Given South Africa beat the All Blacks in Wellington and should also have toppled them in Pretoria, the long-awaited return of the silver fern to south-west London will certainly not lack for pre-match conjecture. Take your pick from England’s new defence coach, John Mitchell, up against his compatriots, Will Carling back in the England fold as a leadership adviser and Farrell looking to replicate last year’s Lions’ second Test success in Wellington.
Underpinning it all, too, will be England’s rising sense they are not that far away from taking a giant leap. “The belief you get from winning those tight games is enormous,” said Jones. “It just makes everyone feel better and means we won’t have to pick them up this week. I didn’t need this result to make me believe we can beat the All Blacks – I thought we could beat the All Blacks back in 2016. Nothing has changed, mate.”

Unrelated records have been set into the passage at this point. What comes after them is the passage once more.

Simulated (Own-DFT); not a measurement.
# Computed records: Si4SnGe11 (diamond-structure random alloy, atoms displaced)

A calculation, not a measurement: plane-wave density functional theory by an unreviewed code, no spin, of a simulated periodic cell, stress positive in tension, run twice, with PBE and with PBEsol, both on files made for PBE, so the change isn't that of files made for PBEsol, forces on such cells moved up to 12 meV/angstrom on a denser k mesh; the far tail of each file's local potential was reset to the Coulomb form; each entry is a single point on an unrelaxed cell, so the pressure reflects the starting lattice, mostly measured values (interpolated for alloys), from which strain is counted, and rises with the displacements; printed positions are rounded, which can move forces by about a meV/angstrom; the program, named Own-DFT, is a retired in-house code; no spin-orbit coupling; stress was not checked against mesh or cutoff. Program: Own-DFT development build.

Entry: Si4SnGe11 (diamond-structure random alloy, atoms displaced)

Owen Farrell escapes being cited over André Esterhuizen tackle
Jones insists he still felt confident at half-time on Saturday, despite South Africa having enjoyed 78% territory and almost as much possession in the first 40 minutes. His rationale was that, psychologically, the Boks were under more pressure having not nailed their numerous chances. The most glaring came when England were down to 14 men, with Maro Itoje in the sin-bin, and defending a South Africa lineout five metres out which Marx proceeded to overthrow. “What I was really pleased about was that 10 minutes when Maro went to the bin,” said Jones. “I think we won it 3-0. To do that against a side that should’ve beaten New Zealand twice in a row is not bad.” With a few playful jabs at the media thrown in – “You guys love sacking coaches, that’s what you live for. I know what would make you guys happy” – Jones has rarely appeared more upbeat after any fixture since he took the England job. As far as he was concerned, the Farrell hit was just “a good solid tackle” and another apparent high challenge from Jonny May in the hectic closing moments was similarly glossed over.
It was left to the former French national coach Philippe Saint-André, among others, to speculate on the reaction had Farrell’s hit been made by a Frenchman, a Fijian or a Samoan. If the game is serious about reducing tackle height a penalty should have been awarded but fortune, on this occasion, favoured the brave.
England: Daly; Nowell (Ashton, 65), Slade, Te’o (Ford, 73), May; Farrell (co-capt), Youngs (Care, 65); Hepburn (Moon, h/t), Hartley (co-capt, George, 57), Sinckler (Williams, 65), Kruis, Itoje, Shields (Ewels, 77), Curry (Mercer, 42), Wilson.
Pens: Farrell 4.
Sin bin: Itoje (16)
South Africa: Willemse; Nkosi (Esterhuizen, 60), Kriel, De Allende (Jantjes, 77), Dyantyi; Pollard, Van Zyl (Papier, 75); Kitshoff (T Du Toit, 65), Marx (Mbonambi, 75), Malherbe (Louw, 65), Etzebeth (Snyman, 42), PS Du Toit, Kolisi (capt; De Jager, 65), Vermeulen, Whiteley.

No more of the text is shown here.